In ancient Greek if a verb is thematic, in present tense, indicative mood, plural and third person then the ending of that verb (if it is not contracted) is stem+ουσι(ν). To formulate a rule for this we want to keep the stem of the verb that was found in the antecedent (the if-part) and use it later on in the consequent of the rule (the then-part). This can be done by defining a regex group (by using with parentheses) in the following way:
if (({"nif:anchorOf"}=="(\w+[^εαο])ουσιν?")) then (({"nif:lemma"}=="\1ω"))

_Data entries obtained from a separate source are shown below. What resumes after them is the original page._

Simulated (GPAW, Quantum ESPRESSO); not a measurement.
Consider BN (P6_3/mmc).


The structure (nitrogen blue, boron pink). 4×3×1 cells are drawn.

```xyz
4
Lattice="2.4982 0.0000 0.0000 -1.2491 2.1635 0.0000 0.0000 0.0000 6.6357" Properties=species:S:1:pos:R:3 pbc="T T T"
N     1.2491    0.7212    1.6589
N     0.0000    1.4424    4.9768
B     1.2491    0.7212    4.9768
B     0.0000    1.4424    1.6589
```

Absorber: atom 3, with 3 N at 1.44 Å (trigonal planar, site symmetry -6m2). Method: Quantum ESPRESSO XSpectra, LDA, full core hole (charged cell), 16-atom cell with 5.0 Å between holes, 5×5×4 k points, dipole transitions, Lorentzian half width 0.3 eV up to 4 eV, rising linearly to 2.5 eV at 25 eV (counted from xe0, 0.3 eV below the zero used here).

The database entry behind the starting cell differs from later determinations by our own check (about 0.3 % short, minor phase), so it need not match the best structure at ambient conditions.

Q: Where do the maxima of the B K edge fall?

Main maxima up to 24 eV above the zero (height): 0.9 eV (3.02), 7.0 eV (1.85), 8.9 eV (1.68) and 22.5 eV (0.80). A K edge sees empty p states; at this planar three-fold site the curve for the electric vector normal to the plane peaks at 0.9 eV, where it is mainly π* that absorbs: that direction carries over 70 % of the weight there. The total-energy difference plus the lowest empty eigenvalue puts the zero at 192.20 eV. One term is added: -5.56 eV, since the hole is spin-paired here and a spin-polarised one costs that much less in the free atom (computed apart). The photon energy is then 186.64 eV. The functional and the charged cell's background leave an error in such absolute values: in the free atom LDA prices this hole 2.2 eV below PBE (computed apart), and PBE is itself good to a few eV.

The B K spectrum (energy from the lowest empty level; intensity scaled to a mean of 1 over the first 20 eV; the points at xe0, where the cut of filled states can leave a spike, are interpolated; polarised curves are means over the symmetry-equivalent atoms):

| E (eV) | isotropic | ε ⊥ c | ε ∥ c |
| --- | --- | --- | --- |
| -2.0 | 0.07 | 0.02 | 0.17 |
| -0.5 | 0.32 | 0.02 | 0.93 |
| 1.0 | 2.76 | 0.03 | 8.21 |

The if-part of the rule is true if the column nif:anchorOf matches the regex (\w+[^εαο])ουσιν?. The first part of this regex (between parenthesis) consists of one or more characters not ending with ε, α, and ο. This is the stem of the word and it is stored as a regex group (to be used in the consequent of the rule). The second part is ουσιν?, which is regex for either ουσι or ουσιν. The then-part of the rule is true is nif:lemma contains the stem of the word (in regex this is \1) plus ω.
The first five lines of the results (85 rules in total).
| rule_definition | abs support | abs exceptions | confidence |
|---|---|---|---|
| if({“nif:anchorOf”}==”ἐχουσιν”)then({“nif:lemma”}==”ἐχω”) | 31 | 0 | 1.0000 |
| if({“nif:anchorOf”}==”ἐχουσι”)then({“nif:lemma”}==”ἐχω”) | 20 | 1 | 0.9524 |
| if({“nif:anchorOf”}==”μελλουσιν”)then({“nif:lemma”}==”μελλω”) | 16 | 0 | 1.0000 |
| if({“nif:anchorOf”}==”μελλουσι”)then({“nif:lemma”}==”μελλω”) | 10 | 0 | 1.0000 |
| if({“nif:anchorOf”}==”τυγχανουσιν”)then({“nif:lemma”}==”τυγχανω”) | 7 | 0 | 1.0000 |
| … | … | … | … |
Aggregate text analysis
Let’s end these examples with an aggregate analysis of the data set of all word forms with lemmas and morphological features. To find out if there is a prevalence in the text with respect to certain morphological features let’s run the following simple rules:
if (({"olia:ProperNoun"}==1)) then ({"olia:Neuter"}==1)
if (({"olia:ProperNoun"}==1)) then ({"olia:Feminine"}==1)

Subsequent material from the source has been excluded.